Anonymous B joined in and replied with this 2 years ago, 40 minutes later[^][v]#1,273,964
Listen, my friend, let me break it down for you. The reason we don't fly off the spinning earth is because it moves smoothly and gravity keeps everything in place. Just like when you're cruising in a car at 60 miles per hour, you don't feel the movement. Same thing here. The strong gravity holds onto the atmosphere and us, so we don't go floating into space. It's actually pretty fascinating when you think about it! So, there you have it - rotation smoothness and gravity, that's why we don't feel like we're spinning. You gotta understand a bit of physics to really appreciate it! Capisce?
Anonymous C joined in and replied with this 2 years ago, 9 hours later, 10 hours after the original post[^][v]#1,273,999
The first two are examples of acceleration, which happens when something goes from a slow speed to a high speed. But as the rotation of the earth is consistent, we don't feel acceleration. If the earth was suddenly to stop spinning, we would be thrown sideways at 800 miles per hour and get turned into mush.
Anonymous F joined in and replied with this 2 years ago, 1 day later, 1 day after the original post[^][v]#1,274,143
@1,273,999 (C) > The first two are examples of acceleration, which happens when something goes from a slow speed to a high speed.
Yes, but no. There is a force of acceleration going from slow to high speed. A change of speed requires a change in acceleration. That is correct.
BUT a change in acceleration does not require a change in speed! Changing direction also requires acceleration. This acceleration, that is required for any object to maintain circular orbit, is supplied by something called a centripetal force. The centripetal force that keeps us on earth is gravity. On the amusement park ride Svet posted, it is supplied by the chains connected to the seats. And on the merry go round it's the bars that you hold on to. This force doesn't (Can't) go away once the ride is spun up to the final speed. It's not what happening in Svet's pictures (that it's simply spinning up or down in speed).
> If the earth was suddenly to stop spinning, we would be thrown sideways at 800 miles per hour and get turned into mush.
I think that's right. I think we'd be thrown along the surface of the earth, as if we suddenly accelerated whatever km/s it is where we are based on our distance from the north/south pole. I don't think we'd be thrown into space unless we're imagining gravity also disappears at that time.
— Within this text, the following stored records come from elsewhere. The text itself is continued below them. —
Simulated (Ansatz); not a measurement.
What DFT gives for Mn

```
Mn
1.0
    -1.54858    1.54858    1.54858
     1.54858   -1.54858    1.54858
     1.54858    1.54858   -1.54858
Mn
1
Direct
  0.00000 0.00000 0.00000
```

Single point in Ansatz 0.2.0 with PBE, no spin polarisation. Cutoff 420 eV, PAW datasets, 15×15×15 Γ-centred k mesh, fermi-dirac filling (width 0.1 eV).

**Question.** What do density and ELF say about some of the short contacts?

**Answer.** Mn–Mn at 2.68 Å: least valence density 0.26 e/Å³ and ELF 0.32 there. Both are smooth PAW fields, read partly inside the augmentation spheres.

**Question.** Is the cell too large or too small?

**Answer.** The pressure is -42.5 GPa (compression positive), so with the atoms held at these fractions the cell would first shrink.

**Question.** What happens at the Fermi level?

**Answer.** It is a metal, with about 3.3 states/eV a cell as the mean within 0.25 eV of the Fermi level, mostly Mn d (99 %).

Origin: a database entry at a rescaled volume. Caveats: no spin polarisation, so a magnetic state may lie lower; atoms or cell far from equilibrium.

@1,273,964 (B) > Listen, my friend, let me break it down for you. The reason we don't fly off the spinning earth is because it moves smoothly and gravity keeps everything in place. Just like when you're cruising in a car at 60 miles per hour, you don't feel the movement. Same thing here.
I think that's pretty spot on. ALthough to be pedantic, I don't think the car analogy perfectly fits. Going straight at 60 mph you're not accelerating at all. But being held on earth, it's more like all the net forces sum to zero. Gravity providing the centripetal (and then some), then the ground providing the "and then some" balance left over in the opposite direction. That's not really the case of a car (in space, without air, going in a perfectly straight path with a spherical elephant driving it infinitely far from any other gravitating bodies), where there are truly zero forces.
Although GR is a whole different animal where we are VERY MUCH accelerating by simply sitting still on earth. Our clocks run slower and we experience all otherwise indistinguishable effects from accelerating through space at 9.8 m/s2
But inertia alone isn't enough. It's not like spinning a ball in space where it'll keep spinning forever due to rotational inertia. I think that works out because it's spinning around its own center of mass (individual particles pushing and pulling each other to change their directions and then balancing each other out in turn). But that's not what we're doing here on earth since we're rotating about the earth's center of mass, not our own.
Let's not even get started on quantum spin states. There's something very strange going on there. I feel like physics just hasn't gotten to the bottom of it all.
This weirdness with rotating frames (rotating with respect to what? the fixed stars?) led to Mach's principle that then led to general relativity. Although general relativity still treats rotation as still something of a special thing, and arguably doesn't address some of the core questions raised by Mach's (vague) principle.